Wealthy Immigrants Could Be Funding the Next U.S. Sports Arenas - OZY | A Modern Media Company

Wealthy Immigrants Could Be Funding the Next U.S. Sports Arenas

Wealthy Immigrants Could Be Funding the Next U.S. Sports Arenas

By Jake Simpson

Yankee Stadium


Immigrants are often called upon to do the jobs that Americans don’t want to do. And that now includes funding sports arenas.

By Jake Simpson

It’s been called dark, disturbing and anti-American. Yet it’s beloved by real estate developers and commands near-unanimous support from Congress. And it may soon be financing a shiny new sports stadium near you.

Sports owners, developers and regional politicians are increasingly keen to use so-called EB-5 financing to fund a portion of stadium and arena construction projects across the U.S. And the lawyers and financiers who work with EB-5 investors say the rapid growth of the program — and a crescendoing public outcry against financing stadium construction with new taxes — makes its near-term entrance into the sports world inevitable.

Even die-hard pro sports fans are tired of the seemingly endless parade of new stadiums funded by bilking the citizenry.

“It’s a great source of capital,” said Gregory Steinhauer, president of real estate developer American Life. “It’s one of the few programs that doesn’t cost the U.S. government one penny, and it serves as a huge catalyst of investments for projects that otherwise wouldn’t happen.”

Even die-hard pro sports fans are tired of the seemingly endless parade of new stadiums, ballparks and arenas funded by bilking the citizenry. Many new complexes for American pro sports franchises are partially financed by taxes on local municipalities or counties, an unpopular practice that some refer to as sports welfare.

EB-5 financing provides a palatable alternative for projects that need a shot of capital to get off the ground. Created as part of the Immigration Act of 1990, the program incentivizes foreign nationals to invest in U.S. construction projects in exchange for an accelerated immigration process. Commit $1 million — or $500,000 in rural or high-unemployment areas — to a development that creates at least 10 U.S. jobs, and you, your spouse and your children under 21 get conditional green cards. If the jobs are still there after two years, the green cards become permanent.

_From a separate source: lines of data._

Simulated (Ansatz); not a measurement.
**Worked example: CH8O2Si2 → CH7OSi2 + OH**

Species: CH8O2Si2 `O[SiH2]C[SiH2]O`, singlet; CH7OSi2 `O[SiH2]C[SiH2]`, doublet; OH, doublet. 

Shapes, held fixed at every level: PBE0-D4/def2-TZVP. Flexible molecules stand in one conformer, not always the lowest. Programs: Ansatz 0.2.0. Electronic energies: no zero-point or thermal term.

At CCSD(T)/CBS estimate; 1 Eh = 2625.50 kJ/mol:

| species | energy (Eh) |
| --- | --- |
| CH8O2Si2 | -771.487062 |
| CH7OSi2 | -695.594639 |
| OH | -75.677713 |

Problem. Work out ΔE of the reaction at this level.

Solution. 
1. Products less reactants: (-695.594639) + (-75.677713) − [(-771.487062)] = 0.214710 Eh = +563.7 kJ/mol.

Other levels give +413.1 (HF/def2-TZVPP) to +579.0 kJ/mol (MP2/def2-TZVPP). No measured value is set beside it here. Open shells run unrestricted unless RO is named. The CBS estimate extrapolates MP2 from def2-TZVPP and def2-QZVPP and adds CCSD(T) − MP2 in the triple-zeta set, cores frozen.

The program was more or less a dud until the financial crisis of 2008, which dried up traditional sources of capital and left developers scrambling for cheap investments. From 2008 to 2013, EB-5 conditional visa grants grew by nearly 500 percent, from 1,442 to 8,567, according to State Department figures. This year, for the first time, the program is on track to hit its yearly quota of 10,000 green cards.

The added incentive of coming to America makes EB-5 investors willing to accept less agreeable financing terms. The typical interest rate for senior loans made through the program is between 3 and 5 percent, well below the double-digit rates needed to secure mezzanine financing. The investors themselves see even less return — Gregory White, a partner with Seyfarth Shaw who co-leads the law firm’s EB-5 practice, said they usually get 1 percent or 2 percent interest, unless the capital is for a high-risk project.

That’s a trade-off wealthy foreign nationals — especially those who live in one rival superpower — are willing to make. Most EB-5 investors are Chinese entrepreneurs who have operated a successful business or own a valuable home in China, giving them the capital to make a high-risk, low-return investments. The U.S. issued 6,895 EB-5 visas in 2013 to immigrants from China, more than 80 percent of the total for the year. 

Exterior of Barclay's Center

Brooklyn, New York

Source Getty

Like many immigrants, the former Chinese citizens prefer relative anonymity once they reach the U.S. and are looking to provide their family with a better life.

“Many [EB-5 investors] are coming primarily to make sure their children have a high-quality U.S. education,” said Stephen Yale-Loehr, an attorney in Miller Mayer’s immigration practice.

EB-5 financing was used to fund a portion of the massive Atlantic Yards project in Brooklyn, which included the $1 billion construction of the Barclays Center, home of the NBA’s Brooklyn Nets. American Life recently finished a 400-room hotel development in Los Angeles across from the Staples Center that included $168 million in EB-5 equity, according to Steinhauer.

The natural next step is for the program to help fund standalone stadium projects in the U.S., and some local politicians are already on board. Richard Cochran, a candidate for the Hillsborough County Board of County Commissioners in the Tampa Bay metro area, said his platform includes using EB-5 financing to help fund a new stadium for the MLB’s Tampa Bay Rays, an issue that has been hotly debated by the county board.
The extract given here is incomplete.